Squeezible Saints

April 11, 2007 by Angela | 0 Comments


OC Register:

Superman can fly and Barbie has nice clothes, but Francis tamed wolves, Michael slew a dragon and Joan donned armor to lead a medieval army into battle.

The Catholic saints, as far as Teri O’Toole is concerned, were the world’s first action figures.

There is more to the story. A tragic death, a broken family and a sense of being “lost” caused the single mother of four to re-evaluate her life.

“I really began to question … what do I have to show for my life?” O’Toole says. “I don’t want to meet our Lord and have him ask: ‘What did you do with your life?’ and say ‘Nothing.’”

She sought solace in her family, a Catholic clan of 12 siblings and two parents who “were adamant that we practice our faith.”

In conversation with a sister, the seed of an idea was planted.
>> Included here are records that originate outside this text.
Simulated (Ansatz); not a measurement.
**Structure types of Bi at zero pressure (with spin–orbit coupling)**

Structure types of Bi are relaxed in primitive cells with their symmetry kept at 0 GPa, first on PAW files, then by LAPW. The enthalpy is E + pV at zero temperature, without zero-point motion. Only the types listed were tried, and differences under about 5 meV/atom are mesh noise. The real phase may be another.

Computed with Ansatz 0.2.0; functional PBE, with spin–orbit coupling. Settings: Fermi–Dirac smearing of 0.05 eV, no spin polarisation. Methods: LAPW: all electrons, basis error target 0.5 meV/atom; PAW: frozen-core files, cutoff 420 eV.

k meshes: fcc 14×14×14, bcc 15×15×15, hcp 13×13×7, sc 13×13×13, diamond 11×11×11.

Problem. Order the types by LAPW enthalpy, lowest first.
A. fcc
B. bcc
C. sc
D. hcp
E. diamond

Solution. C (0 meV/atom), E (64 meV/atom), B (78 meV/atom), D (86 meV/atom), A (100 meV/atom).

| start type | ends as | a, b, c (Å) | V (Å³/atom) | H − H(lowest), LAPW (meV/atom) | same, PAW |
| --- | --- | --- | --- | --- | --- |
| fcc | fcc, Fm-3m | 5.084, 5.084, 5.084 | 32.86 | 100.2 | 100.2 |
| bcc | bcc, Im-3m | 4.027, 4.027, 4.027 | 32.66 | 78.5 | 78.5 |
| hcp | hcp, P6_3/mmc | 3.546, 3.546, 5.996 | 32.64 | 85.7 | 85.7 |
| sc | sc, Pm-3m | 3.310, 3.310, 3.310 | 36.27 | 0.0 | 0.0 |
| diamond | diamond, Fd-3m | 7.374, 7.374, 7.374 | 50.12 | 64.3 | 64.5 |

“My sister said, ‘There’s not enough positive role models for kids,’” O’Toole recalls. “‘Look at what’s out there, what they play with. Now look at the saints. Why can’t kids have them as role models?’”

O’Toole went home and started reading. To the amusement – and then alarm – of her family, she also started concocting.

“I started experimenting with plastics and dyes and pigments. Everyone made fun of me,” O’Toole says.

The first dolls she created were shiny “like a Barbie doll,” O’Toole says. “I said no, no I want them soft and squishy.”

The point was to make religion “tangible.”